Najib Cancels Controversial Rally


Malaysian Prime Minister stops an ugly event on the anniversary of the country’s worst race riot

Asia Sentinel

Malaysian Prime Minister Najib Tun Razak stepped and cancelled a controversial Malay rights rally scheduled in the eastern state of Terengganu on the 41st anniversary of the worst racial riots in the country’s history.

Some 10,000 people representing 45 Malay-rights groups had been expected to attend the rally, called Melayu Bangkit (Malays Uprising), in a stadium in the town of Kuala Terengganu, according to local newspapers, with former Prime Minister Mahathir Mohamad scheduled to provide the keynote speech for the event. Organizers said Mahathir himself had picked the date.

Although leaders sought to portray the rally as merely an event to speak about Malay relations, the title – Melay Bangit – and the fact that the organizer is a Malay rights organization called Gerakan Kebangkitan Rakyat, or Gertak for short, which means “scare” in the Malay language, left little doubt as to its purpose.

The decision to block the rally drew praise for Najib across Malaysia, with Tengku Razaleigh Hamzah, who has been critical of Najib’s policies in the past, commending the decision, for instance.

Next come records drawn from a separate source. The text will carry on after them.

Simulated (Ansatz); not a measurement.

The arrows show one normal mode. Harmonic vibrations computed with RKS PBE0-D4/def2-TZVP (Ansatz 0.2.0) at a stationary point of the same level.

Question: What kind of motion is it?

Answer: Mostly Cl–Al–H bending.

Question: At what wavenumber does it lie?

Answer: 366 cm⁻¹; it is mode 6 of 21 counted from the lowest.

Najib didn’t issue a statement. Arpin Deraman, the director of the Terengganu Integrity Institute, which was helping to organize the event, said told reporters the Terengannu Chief Minister’s office had called to say the gathering was ordered postponed on security grounds.

The decision to schedule the rally on May 13, and Mahathir’s decision to provide the keynote address, generated shock across the country, whose racial relations are perennially sensitive and have been growing more so over the last year. Ethnic Malays make up about 60 percent of the population, Chinese 25 percent, Indians 8 percent, the rest other races.

Leaders of the fundamentalist Islamic Parti Islam se-Malaysia, or PAS, condemned the plans to hold the upcoming event. PAS vice-president Salahuddin Ayub and secretary-general Mustafa Ali described it as dangerous and “bordering on extremism.” Democratic Action Party leader Lim Kit Siang called on Najib to cancel the event.

But the opposition parties were joined by members of the Barisan Nasional coalition as well, with leaders of both the Malaysian Chinese Association and the Malaysian Indian Congress condemning the rally.

Loh Seng Lek, a member of the MCA Central Committee, said Mahathir’s agreement to appear at the rally was tantamount to racism.

Although officially only 196 people were listed as killed during the 1969 riots, which began on May 13 and went on sporadically for more than two months, some estimates are that as many as 2,000 people were killed, mainly in Kuala Lumpur as ethnic Malays and Chinese battled it out. The riots ultimately resulted in the suspension of parliament. To this day, Malaysian politicians on all sides refer to the riots constantly.

The riots were also the wellsprings of the New Economic Policy, instituted in 1971, an affirmative action program established for ethnic Malays, who at that time occupied the bottom economic rungs of Malaysian society, while the Chinese largely ran the economy. Expected to last only until 1990, it was reconstituted largely as it under a new name, the National Development Policy, which nobody ever used. It is still referred to by most as the NEP. And, critics say, like most affirmative action programs it has largely failed.

The 84-year-old Mahathir has played an increasing role in demanding special rights, or ketuanan Melayu. He has appeared at a series of rallies, most recently at one in Selangor for the Malay rights NGO Perkasa that the Sultan of Selangor declined to attend despite the sultans’ constitutional role as protector of Malay rights.

The former prime minister did not release a statement on the cancellation of the Terengganu event.

The growth of the Malay rights parties is a troubling trend in Malaysia which Najib is seeking to combat. He has allocated US$24 million to be spent through the US public relations giant APCO on his 1Malaysia campaign designed to bring the country’s three disparate races together and to seek to rebuild the Barisan Nasional, or ruling national coalition. He has assiduously visited minority events, the most recent by becoming the first prime minister to visit the Toa Pek Kong procession in the Sarawak town of Sibu on May 12.